I won’t try to summarise the content. We are free to make what we like of each idea they play out and riff on. OK, for one example, then, there’s the bit where they’re in a car – left-hand-drive, for some reason – at a Maccas Drive-Thru, and ordering stuff becomes an ever-escalating competition. Tragically funny – although it does become predictable.

If there is a through-theme, it’s about their innate need to compete counterpointed by their wondrous capacity to create stuff together. That could be what saves it from adding up to less than the sum of its parts.

Except there’s also the bit where Caleb can’t cope with the way Brett and Seiyan are quietly working to support each other to be themselves without fear, judgement or shame. We get the space to decide whether to laugh at the new-agey jargon or feel compassion for Caleb’s (in character) compulsion to ridicule them; at his inability to own his own vulnerablility. Like many of the pieces, it starts well, becomes quite engrossing but doesn’t have much of a pay-off.
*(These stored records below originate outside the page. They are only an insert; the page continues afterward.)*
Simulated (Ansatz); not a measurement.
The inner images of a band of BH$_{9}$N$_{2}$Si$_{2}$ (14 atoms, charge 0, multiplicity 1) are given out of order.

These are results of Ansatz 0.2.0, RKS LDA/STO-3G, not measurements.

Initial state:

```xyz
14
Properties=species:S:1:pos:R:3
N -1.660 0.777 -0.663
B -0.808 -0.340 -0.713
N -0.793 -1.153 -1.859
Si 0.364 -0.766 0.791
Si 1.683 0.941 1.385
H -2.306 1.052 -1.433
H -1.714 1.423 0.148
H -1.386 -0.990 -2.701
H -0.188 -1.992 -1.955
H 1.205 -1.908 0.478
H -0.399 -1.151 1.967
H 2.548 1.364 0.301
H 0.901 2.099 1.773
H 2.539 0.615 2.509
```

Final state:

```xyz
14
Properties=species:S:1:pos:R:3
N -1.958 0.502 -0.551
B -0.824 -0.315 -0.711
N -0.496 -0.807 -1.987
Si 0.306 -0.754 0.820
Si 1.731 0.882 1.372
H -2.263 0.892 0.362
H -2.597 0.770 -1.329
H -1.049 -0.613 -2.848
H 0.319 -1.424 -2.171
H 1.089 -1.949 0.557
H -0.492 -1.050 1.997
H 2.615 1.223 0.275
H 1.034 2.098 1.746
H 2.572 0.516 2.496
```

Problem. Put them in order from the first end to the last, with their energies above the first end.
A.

Maybe the material has the potential to develop into something more cohesive, with a structure that renders it more satisfying to a general theatre audience. Is it fair to suggest, in its current state, it’s three actors in search of a playwright? Or is that too prescriptive about what a show should be?

Brett Taefu, Caleb Teaupa and Seiyan Thompson-Tonga certainly have the stage charisma to earn our trust and keep us interested in what they are doing. I’ll be looking out for those names in future stage or screen credits.